National Geographic: Student keeps history through magazines



by Luke Glaser

An ad this big couldn’t fit in the classifieds.

Zachary Davis, a sustainable agriculture junior, wants someone to take his massive magazine collection.

When his high school was rebuilt, the librarian offered Davis an opportunity he couldn’t refuse: a chance to own every National Geographic magazine since 1930.

Since then, Davis has accumulated a number of National Geographics dating back to 1918, more than 1,000 magazines that take up 25 feet of shelf space.

“I always liked geography as a kid,” Davis said. “… I wanted to know more about the world around me, that insatiable thirst.”

Nevertheless, Davis is quickly running out of room. The National Geographics, combined with the entire 1880s International Science Library, 200-year-old family Bibles, the earliest known biography of Robert E. Lee and the entire collection of Ad-Buster’s magazine, take up quite a bit of space.

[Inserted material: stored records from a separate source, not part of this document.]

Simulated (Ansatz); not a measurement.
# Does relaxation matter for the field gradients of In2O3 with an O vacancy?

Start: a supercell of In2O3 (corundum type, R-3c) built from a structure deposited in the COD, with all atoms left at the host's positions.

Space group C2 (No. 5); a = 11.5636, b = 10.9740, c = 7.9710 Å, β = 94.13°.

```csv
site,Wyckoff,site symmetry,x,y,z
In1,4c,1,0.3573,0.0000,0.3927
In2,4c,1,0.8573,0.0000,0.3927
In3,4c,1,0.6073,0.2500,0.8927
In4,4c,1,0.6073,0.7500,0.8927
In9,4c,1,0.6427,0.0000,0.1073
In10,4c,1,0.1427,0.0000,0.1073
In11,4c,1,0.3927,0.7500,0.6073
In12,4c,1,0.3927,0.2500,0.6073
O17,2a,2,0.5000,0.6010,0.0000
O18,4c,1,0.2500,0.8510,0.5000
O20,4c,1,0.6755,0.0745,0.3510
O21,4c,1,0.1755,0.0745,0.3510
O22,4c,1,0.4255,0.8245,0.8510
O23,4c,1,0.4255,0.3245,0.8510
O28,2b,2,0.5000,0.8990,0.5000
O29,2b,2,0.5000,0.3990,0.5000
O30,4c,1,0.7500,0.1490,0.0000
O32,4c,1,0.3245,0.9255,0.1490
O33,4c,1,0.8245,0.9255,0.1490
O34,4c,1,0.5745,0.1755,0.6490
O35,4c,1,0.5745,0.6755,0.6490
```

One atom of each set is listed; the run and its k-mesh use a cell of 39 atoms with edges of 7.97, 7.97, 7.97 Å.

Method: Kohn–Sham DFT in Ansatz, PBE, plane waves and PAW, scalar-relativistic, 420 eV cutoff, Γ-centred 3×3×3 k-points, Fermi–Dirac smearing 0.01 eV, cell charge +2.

“I’m not a packrat,” he said. “I’m a literary aficionado.”

Since 1918, the magazine has gone from a thick periodical to the slim editions Americans enjoy today. While the old magazines were nothing but text and an occasional picture, today’s National Geographic is more photographs than anything else.

Davis’ favorite thing about his magazines is their status as a barometer of American culture.

“In 1918, there were full page advertisements, nothing but text, on the revolutionary disposable battery,” Davis said.

Another aspect Davis enjoys about his large collection is the retrospective opportunity to examine quotes predicting the future of America.

In a February 1970 article about agriculture, an interviewee, not envisioning Dole and Chiquita, guaranteed that “corporate behemoths will play no greater role in agriculture 20 years from now than they do today.”

“There’s something to be learned from the past,” Davis said. “We shouldn’t be throwing it away wholesale for the sake of progress.”

A few weeks ago, Davis had an epiphany.

“Reading one National Geographic issue a week would take me 16 years,” Davis said. “What am I doing, sitting here, reading all these books? I want to pare down the number and increase the depth of what I read.”

Davis will give away his complete National Geographic collection to anyone who shares his passion for the world and for reading.

“You read other people’s work to look into yourself,” he said.